Key West, Florida (CNN) -- The marching band and the waving flags gave it the look and feel of a political rally.
But no candidates were here at Key West High School and none were invited. Add some milk and cookies and you have the beginnings of the so-called "Milk Party," a grass roots movement whose message is simple: Florida needs to improve the way it cares for its children.
"We need to change the priorities in Florida -- frankly, in this country," said David Lawrence Jr., the retired publisher of the Miami Herald and co-chair of the Children's Movement of Florida.
"Start investing in children and you're gonna have an extraordinary return on investment," he said.

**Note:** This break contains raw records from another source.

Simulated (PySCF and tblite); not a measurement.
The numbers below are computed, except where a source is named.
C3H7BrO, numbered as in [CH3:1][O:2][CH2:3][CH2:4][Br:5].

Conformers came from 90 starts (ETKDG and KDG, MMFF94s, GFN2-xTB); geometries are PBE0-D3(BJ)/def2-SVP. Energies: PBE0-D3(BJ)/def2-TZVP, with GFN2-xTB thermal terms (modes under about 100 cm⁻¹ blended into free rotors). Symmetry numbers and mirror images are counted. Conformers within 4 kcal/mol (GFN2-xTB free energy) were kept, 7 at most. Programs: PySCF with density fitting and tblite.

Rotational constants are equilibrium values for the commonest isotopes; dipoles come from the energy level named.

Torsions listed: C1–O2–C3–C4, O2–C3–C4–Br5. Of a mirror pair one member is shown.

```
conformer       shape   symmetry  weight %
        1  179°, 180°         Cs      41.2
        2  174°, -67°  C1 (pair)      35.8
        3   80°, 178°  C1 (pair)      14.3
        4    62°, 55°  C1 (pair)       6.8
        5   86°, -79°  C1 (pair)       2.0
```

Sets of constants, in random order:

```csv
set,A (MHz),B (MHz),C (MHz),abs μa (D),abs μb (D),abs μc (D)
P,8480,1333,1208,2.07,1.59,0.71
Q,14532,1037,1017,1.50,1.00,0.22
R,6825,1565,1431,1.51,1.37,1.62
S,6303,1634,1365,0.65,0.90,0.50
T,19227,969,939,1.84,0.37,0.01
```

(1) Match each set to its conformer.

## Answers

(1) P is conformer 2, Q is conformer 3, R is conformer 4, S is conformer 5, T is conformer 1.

Lawrence points to figures that show Florida's children lagging behind in school and he is concerned that far too many are uninsured. State findings show 18.5 percent of kids under 19 have no health insurance.
"This is a national security issue," he told hundreds of people at the school's auditorium.
"Our issue is to change the priorities of decision-making ... put kids decisions at the front of the line," he said.
This nonpolitical, nonpartisan entourage boarded its Children's Express bus in Pensacola at the western tip of the Panhandle on September 6 and after 3,876 miles ended the 17-city tour on Thursday night in Key West at the southern end of the state. More than 15,000 parents and kids turned out to hear the message.
"This is not about raising taxes," said Roberto Martinez, a former U.S. attorney who is co-chair of The Children's Movement of Florida. "This is about raising children."
CNN rode the bus on the way south from Miami to Key West. Onboard, the organizers recalled one of the more pleasant surprises of their tour.
"We were in Fort Pierce, Florida," Lawrence said. "We got a rainstorm. We're having a conversation two hours before. This is one we may have to call off. Can't do it. Nine-hundred-fifty people showed."
One prominent political analyst said the movement has a chance.
"During tough economic times, people get very family oriented and get very concerned about future generations," University of South Florida political scientist Susan MacManus said.
"There's a sense of urgency knowing that families are strapped and a lot of families want to do the right things for their children but simply don't have the means or the education to deal with it," she said.
With cookies and milk flowing, there's no mention of tea -- as in Tea Party. Words like Republican and Democrat aren't used. At one rally, near St. Petersburg, Alex Sink, the Democratic candidate for governor, attended but she was not allowed to speak. The organizers have labored to keep it that way. Their 27-member statewide steering committee is made up of 12 Republicans, 12 Democrats and three independents.
Jan Kidwell came to the Key West stopover with her twins, 9-year-old Morgan and Evan. Kidwell is especially interested in the "Milk Party" because Evan has a learning disability and has been held back in school a year.
She says politicians need to start listening.
"They are behind the times ... they need to get more involved and step up to the plate," she said.
But the message goes beyond education. It's also about access to health care and health insurance, and the party has extended invitations to both Florida candidates for governor to a debate on children's issues this month at the University of Miami. Sink has accepted. Republican candidate Rick Scott has not.
The group plans to march to the Capitol in Tallahassee next year for the legislative session. Kidwell is planning for the road trip.
"We need the best education for our kids," she said. "We'll go to Tallahassee ... we'll march."